Imagine the oldest cinema in the world. Did your mind wander to the bustling streets of New York City or Los Angeles in glamorous old Hollywood? To get there, you instead need to drive an hour south to a quaint Main Street in Ottawa, Kansas.
“The oldest purpose-built cinema in operation was achieved by Plaza 1907, which has been in operation since 22 May 1907,” Guinness World Records declares.
Ottawans have always known that Plaza 1907 had a rich history. However, its distinction as the oldest theater in the world emerged in 2013, when Deborah Barker of the local historical society developed old negatives.
These photos indicated that Plaza had, in fact, been operating since 1905 — three years longer than Denmark’s Korsof Biograf. Guinness required extensive evidence of the opening date, sending a small team of researchers on a yearslong quest to sort through old articles, photographs and documents referencing the theater.

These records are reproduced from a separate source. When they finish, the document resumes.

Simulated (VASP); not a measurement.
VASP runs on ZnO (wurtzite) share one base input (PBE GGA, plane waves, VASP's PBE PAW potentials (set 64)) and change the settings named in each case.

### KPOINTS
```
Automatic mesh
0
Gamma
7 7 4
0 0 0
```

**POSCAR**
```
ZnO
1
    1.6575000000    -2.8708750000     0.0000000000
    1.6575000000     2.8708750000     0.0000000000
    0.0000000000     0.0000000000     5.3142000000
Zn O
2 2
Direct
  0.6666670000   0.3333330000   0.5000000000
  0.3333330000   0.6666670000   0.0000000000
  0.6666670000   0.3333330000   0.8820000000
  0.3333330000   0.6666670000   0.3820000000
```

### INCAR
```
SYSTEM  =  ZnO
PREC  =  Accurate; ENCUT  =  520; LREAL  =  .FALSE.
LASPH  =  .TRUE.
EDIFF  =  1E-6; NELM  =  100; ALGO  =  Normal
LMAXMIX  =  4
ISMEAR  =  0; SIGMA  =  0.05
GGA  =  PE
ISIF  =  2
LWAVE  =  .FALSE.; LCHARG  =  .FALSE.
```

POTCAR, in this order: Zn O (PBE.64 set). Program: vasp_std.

“The Guinness requirement is verification through documentation — showing that it was operational during all of those time periods,” Plaza’s current owner Scott Zaremba says. “It was just a time-consuming kind of labor of love.”
The first movie shown in Ottawa was at a 1904 street fair, when Chicago exhibitor George Spoor began distributing short “moving pictures” around the Midwest. Using a projection machine called the KinoDrome, he played The Great Train Robbery, a 10-minute film from 1903.
Among the moviegoers was local electrician Fred Beeler, who was inspired to purchase his own portable machine in 1905 and began projecting these moving pictures at a private men’s club inside the Pickrell Building. Local interest inspired the Wagner family to open the Bijou Theater — the town’s first movie theater — on May 1, 1907. Demand prompted a move to its permanent home in the Pickrell Building by May 22. The first films shown were Bad Mother, A Trip to the Stars on a Soap Bubble and Two Wives for One Husband. Complaints from local religious leaders about “fiendish flickering films” convinced owners to include religious content, such as The Holy City.
In those days, a night at the cinema meant standing in a single line to watch 10- to 15-minute silent features. Afterwards, singers would give live performances known as “illustrated songs.” In 1907, there were 12 shows daily, and tickets cost five cents.
Advertisement for the cinema came from local newspapers as much as word of mouth. “The show is first-class in every particular,” The Ottawa Guardian boasted in 1907. “The most fastidious need not be ashamed to attend.”
The Bijou continued to grow and soon showed new films daily. It was renamed twice in 1909 but later damaged by a fire in 1917. To his credit, resident pianist Harry Mapes continued to play until every last audience member had escaped.
The theater survived until the Great Depression hit. Renovations forced the cinema to close from 1929 to 1934 — however, it was never used for another purpose.
Today, the two-screen theater is open weekly from Wednesday to Sunday. To honor the theater’s part in film history, Zaremba also created a memorabilia museum on the Plaza’s original stage. The two-level room is filled with authentic props, posters and scripts dating back to the 19th century. Highlights include a vintage Edison Kinetoscope, an early draft of 1983’s Return of the Jedi (still titled Revenge of the Jedi) and an original wand box from 2001’s Harry Potter and the Sorcerer’s Stone.
So, how did Plaza 1907 manage to run longer than any other cinema in the world?
The answer likely lies in the Pickrell Building’s industrial origins. The theater’s old projection room was originally a concrete, steel-lined area used for livery stables.
That meant they could safely handle the highly flammable nitrate from which films were originally made.
“That’s how we’re the oldest,” Zaremba says. “Most of them burned down!”